London Symphony | Little White Lies

London Symphony

Published 01 Sep 2017

Words by David Jenkins

Directed by Alex Barrett

Starring Adam Hickey, Pamela Hutchinson, and Phil Abel

Released 01 Sep 2017

4

Anticipation.

London gets ready for its close-up.

4

Enjoyment.

A rapturous, compelling and inventive snapshot of the British capital.

3

In Retrospect.

Small issues aside, Barrett has pulled off a bold experiment.

Filmmaker Alex Barrett delivers a gorgeous, poetic ode to this bustling and diverse city.

The symphony” film is a form which harks back to cinema’s earliest days. These convulsive visual collages offered portraits of cities or landscapes, and often arrived with suitably dynamic orchestral scores. Filmmaker Alex Barrett has decided to exhume this obscure mode for a new generation. Crucially, he has attempted to recapture exactly what made these films great in the first place rather than souping-up the template for modern eyes.

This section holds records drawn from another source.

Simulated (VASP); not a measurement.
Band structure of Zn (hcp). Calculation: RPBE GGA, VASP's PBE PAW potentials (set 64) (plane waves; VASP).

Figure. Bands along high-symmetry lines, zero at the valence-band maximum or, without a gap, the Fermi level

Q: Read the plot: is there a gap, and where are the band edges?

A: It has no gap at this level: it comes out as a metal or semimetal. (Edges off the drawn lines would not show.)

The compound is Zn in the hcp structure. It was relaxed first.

London Symphony attempts to emulate the experience of watching a movie from the silent era, and it works to achieve that aim by presenting its images in crisp monochrome. The film is split into four segments, each of which covers a broad aspect of cultural life in the capital. Initially, the editing appears random, as if we’re watching a photo slideshow of dismal cityscapes, but then a subtle through-line emerges. Barrett daisy-chains from one subject to the next sometimes through literal links (shots of paper rubbish on the street connect to a newspaper print shop) but sometimes just through the formation of the visuals.

As with early classics like Dziga Vertov’s The Man With a Movie Camera or Walther Ruttmann’s Berlin: Symphony of a Great City, Barrett subtly meddles with the boundary between documentary and fiction. There’s an element of scripted reality to a couple of moments involving people captured reading on the Underground or relaxing in a park. James McWilliam’s superb score tips a hat to the churning, looping likes of Michael Nyman and Philip Glass and lends the film a driving sense of momentum.

There’s a chapter which focuses on the more commercial aspect of the capital which is less interesting, while subculture, nightlife and diversity (London’s alternative scene) don’t get much of a look in. But, as it promises in an opening inter-title, this is very much a film with one eye on the past and the other on the future.